In socialist political speak, "scientists" = Democrats. Hitler was right.
In this day and age, the word "scientists" SHOULD ALWAYS be in quotes!
Well, if the science university professors want high school graduates prepared to their standards, who would blame them? Thus their interest in the Board of Education.By the same token, divinity school professors could have a functionally identical, but opposite view.
exactly. These "scientists" have given up any pretence of impartiality. They wouldn't know the truth if if bit them on the toe.
Good for them! I'm glad to see members of the scientific community standing up for science education; it's sorely lacking in American schools...
Right. The line between science and politics has been removed. Everyone has an agenda and a need for government grants.
It sounds like a good endorsement.
Deborah Owens Fink, a leading advocate of curriculum standards that encourage students to challenge the theory of evolution...
standing in the way of scientific inquiry?
My AP Chem book was riddled with errors, and the teacher didn't have a clue--us in the front row ended up explaining everything to everyone else. AP bio at least had a good book but it was still quite behind the curve of research and I know of several other bio books that continue to perpetrate known falsehoods and even myths. Even the AP calc book had "proofs" which anyone with a sense of mathematical rigor could identify as fallacious. Non-AP classes were much worse. We made it through about three chapters in economics of an already subpar book and the only times the grossly incompetent teacher took to explaining anything she was wrong. Or maybe she just subscribed to the 'depressions and market collapse are good' category of thought with respect to federal interest rates.
So where is the outrage about this? Where is the public riposte against the numerous untruths I was taught as dogma in my public high school? There is none.

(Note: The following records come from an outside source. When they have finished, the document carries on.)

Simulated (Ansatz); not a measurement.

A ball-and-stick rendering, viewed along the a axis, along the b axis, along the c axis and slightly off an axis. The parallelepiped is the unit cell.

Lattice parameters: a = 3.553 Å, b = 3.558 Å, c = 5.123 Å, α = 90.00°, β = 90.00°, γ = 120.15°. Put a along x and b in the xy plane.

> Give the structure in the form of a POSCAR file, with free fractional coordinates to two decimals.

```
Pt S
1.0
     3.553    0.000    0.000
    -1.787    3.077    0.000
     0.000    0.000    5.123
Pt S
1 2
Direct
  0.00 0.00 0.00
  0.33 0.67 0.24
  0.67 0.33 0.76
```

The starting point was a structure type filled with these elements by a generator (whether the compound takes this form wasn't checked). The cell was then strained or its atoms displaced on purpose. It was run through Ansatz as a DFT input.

Face it, these guys don't care whether what is taught is right or not, they just care if there is a sticker on the book that says 'evolution is a theory.'
Right or wrong, they're just playing politics, exactly like everyone else who thinks that they should get a say in what school district teaches what.
Appearantly Tom Sawyer's "mind is for rent".
Working link here
Same with the word "expert" or the words "best science".l
Maybe they are tired of fundamentalists trying to force religion into science classes and are beginning to use the same political methods to fight back.
Maybe you fail to recognize 2 and 2 -- science which attacks the rights of religion (per majority) is not a conservative cause.